However, without that caveat, audience members would likely not have realized that all of the characters had not rehearsed in their roles as performed that evening for the past six months, highlighting the grit, resilience, and professionalism of these young actors. The cast was comprised of all females with exception of one male ensemble member. The non-binary casting only added to the dynamic of the show, allowing for unique, but effective interpretations of traditional male roles including Simba, Scar, Zazu, and Rafiki. Opening with “Circle of Life,” audience members were transported to pride rock with the familiar opening lines of African syncopated rhythms. The small ensemble filled the space of the theater, spreading out on stage and also using the aisles and one balcony as performance space. The choreography consisted of traditional African movements executed with a fluidity that filled the stage with vibrancy and grace. After “Circle of Life,” the actors breezed through a truncated version of the Broadway production with songs specific to the musical including “He Lives in You,” but also the well-known numbers “I Just Can’t Wait To Be King,” “Hakuna Matata,” and “Can You Feel The Love Tonight,” that were made famous by the original Disney film. The simple yet effective set consisted of leafy vines running the length of each of the 4 posts at the corners of the stage, a multi-colored starry sky, and a portable rock with three stairs for actors to sit, climb, or jump from, that moved throughout each scene to provide depth and effect but did require audience members to really use their imaginations for scenes such as the Elephant Graveyard.

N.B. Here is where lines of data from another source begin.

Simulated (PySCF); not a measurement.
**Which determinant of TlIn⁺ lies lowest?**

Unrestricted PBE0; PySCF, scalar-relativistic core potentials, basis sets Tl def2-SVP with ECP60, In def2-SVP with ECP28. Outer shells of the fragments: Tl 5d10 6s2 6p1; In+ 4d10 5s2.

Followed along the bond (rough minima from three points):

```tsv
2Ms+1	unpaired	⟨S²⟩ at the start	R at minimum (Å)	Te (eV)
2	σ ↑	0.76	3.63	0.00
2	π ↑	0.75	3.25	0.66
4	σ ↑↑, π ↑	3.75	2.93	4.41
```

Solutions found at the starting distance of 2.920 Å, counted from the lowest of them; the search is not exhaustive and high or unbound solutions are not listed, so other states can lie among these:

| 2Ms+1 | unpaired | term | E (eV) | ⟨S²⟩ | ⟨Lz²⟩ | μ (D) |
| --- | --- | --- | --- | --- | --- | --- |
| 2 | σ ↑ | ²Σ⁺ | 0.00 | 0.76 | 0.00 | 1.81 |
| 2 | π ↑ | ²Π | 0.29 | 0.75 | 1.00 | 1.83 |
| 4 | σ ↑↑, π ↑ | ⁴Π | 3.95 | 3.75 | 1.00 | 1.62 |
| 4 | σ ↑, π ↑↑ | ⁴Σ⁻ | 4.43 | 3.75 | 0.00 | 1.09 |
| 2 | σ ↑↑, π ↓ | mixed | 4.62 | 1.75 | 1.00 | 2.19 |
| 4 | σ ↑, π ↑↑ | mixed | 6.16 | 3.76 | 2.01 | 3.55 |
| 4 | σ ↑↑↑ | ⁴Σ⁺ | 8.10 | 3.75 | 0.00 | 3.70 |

It appeared that audience members were pleased to enact any suspension of disbelief for the sheer fact that they were finally back in a live theater. The enthusiasm from the crowd as well as the performers was palpable and by the closing number and curtain call, it almost felt as if we were rejoicing being together again just as much as we lauded Simba’s circle of life.
In addition to their costumes that paid homage to the Broadway production, the actors’ masks on one hand seemed natural as we have been accustomed to masked life, but also shifted the dynamic of their performance. Usurping a performer’s face emphasizes their words and body movement since the audience can no longer see their facial expressions or emotions. The talented young ladies who portrayed Zazu, Adult Nala, and Timon did an exceptional job emoting through their voices, gestures, and eyes. However, the entire cast brought energy and emotion that made up for the missing performative attribute of the face, specifically by maintaining eye contact with audience members as they sang. The close proximity of audience members allowed characters to make and maintain eye contact with patrons that communicated, in some regards, more than facial expressions ever could. If the eyes are the window to the soul, these performers communicated a depth and veracity beyond their years that made audience members feel connected, once again, after a year of fractured uncertainty.